Sunday, April 22, 2018

The States with Split-Jury Verdicts


The Racist Origin of State Laws on Juries is encouraging Change. Split-Jury Verdicts are permitted to allow Ethnic Minorities to be Ignored.

Two Jurors who sat in Judgment at Willie Dunn Junior’s Murder Trial in 2011 thought he had a Plausible Claim to Self-Defence, and Voted to Acquit him. The other Ten thought Dunn was Guilty not of Murder but of the lesser Crime of Manslaughter, and in Louisiana that’s good enough. Dunn is now about midway through a 20-year stretch in Prison.

Whereas Split-Verdicts are acceptable in England, in America they can Convict People only in Louisiana and Oregon, each of which allows Convictions in most Felony Cases when Ten of 12 Jurors agree. Now in Louisiana a Proposal to put the Question of Reforming the Law before Voters has cleared the State Senate and is Pending in the House. In Oregon, Prosecutors, the Law’s staunchest Defenders, are now talking about Supporting a Change.
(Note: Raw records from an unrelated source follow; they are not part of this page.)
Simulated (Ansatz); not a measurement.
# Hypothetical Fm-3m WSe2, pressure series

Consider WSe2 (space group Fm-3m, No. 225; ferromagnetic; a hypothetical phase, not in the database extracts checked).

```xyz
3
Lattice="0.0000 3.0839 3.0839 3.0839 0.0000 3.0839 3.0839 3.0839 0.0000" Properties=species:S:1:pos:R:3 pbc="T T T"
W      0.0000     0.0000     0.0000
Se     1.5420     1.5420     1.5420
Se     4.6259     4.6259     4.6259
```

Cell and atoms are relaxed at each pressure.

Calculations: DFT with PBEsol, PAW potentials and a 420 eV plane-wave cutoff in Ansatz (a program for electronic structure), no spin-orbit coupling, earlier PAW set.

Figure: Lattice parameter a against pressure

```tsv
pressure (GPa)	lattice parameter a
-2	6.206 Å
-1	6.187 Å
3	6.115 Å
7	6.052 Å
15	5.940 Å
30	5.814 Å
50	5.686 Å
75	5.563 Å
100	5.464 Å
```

The shift of Sentiment comes amid renewed discussion of the Law’s shameful History and troubling effects. The Advocate, Louisiana’s largest newspaper, recently analyzed the outcomes of nearly 1,000 Felony Trials. About Two-Fifths ended with Split Verdicts, which were 30% more likely when the Defendant was Black, and in Louisiana, most are. Though the State’s Population is about One-Third Black, the Prison Population, the largest, per head, in the World, is Two-Thirds Black.

The Newspaper also found that Black People are heavily Underrepresented on the Juries that send people to Jail, often for Life. Mr Dunn was found Guilty by an All-White Jury, even though the Community it was drawn from is nearly Half African-American. It is not a great look for a Deep South State with a History of Slavery and Discrimination.

Louisiana required Unanimous Verdicts for its first 80 years of Statehood, but after the Civil War newly enfranchised Black People started to serve on Juries. The Split-Verdict Law was adopted as part of Louisiana’s Constitutional Convention in 1898, the stated purpose of which was “to establish the supremacy of the white race”. It aimed to ensure that, if a couple of Blacks were somehow seated on a Jury, their Votes could be Ignored. According to Lawrence Powell of Tulane University in New Orleans, Louisiana felt the need for this Law more than other Southern States did because it had a unique Tradition of “free people of colour”, Mixed-Race Free People, often of Spanish or French origin, especially clustered in New Orleans, who were agitating for Political Rights more forcefully than most newly Freed Slaves dared to.

Oregon’s Split-Verdict Law was the product of a different sort of Racism. It was Passed in Protest against a Manslaughter Verdict handed down in 1933 in a widely publicized Case in which the Accused Murderer was Jewish. Eleven Jurors had supported the Murder Charge, but there was One Holdout. The Killer got a Short Prison term, spawning outrage. The Morning Oregonian opined that “the vast immigration into America from southern and eastern Europe, of people untrained in the jury system, have combined to make the jury of 12 increasingly unwieldy and unsatisfactory”. Months later, in 1934, Voters Approved the Law allowing Split Verdicts.

Today, Split-Jury Verdicts play out in quite different ways:

- In Louisiana, the Law’s Racist Stench remains, thanks to the State’s Demographics and its struggles with Mass Incarceration, which are attributable in part to a Law that makes it easier for Prosecutors to Win their Cases.

- Anti-Semitism, by Contrast, is of little moment in today’s Oregon, and the Law merely gives a Helping Hand to Prosecutors in getting Defendants Sent Down. Nevertheless, we hope change may be coming.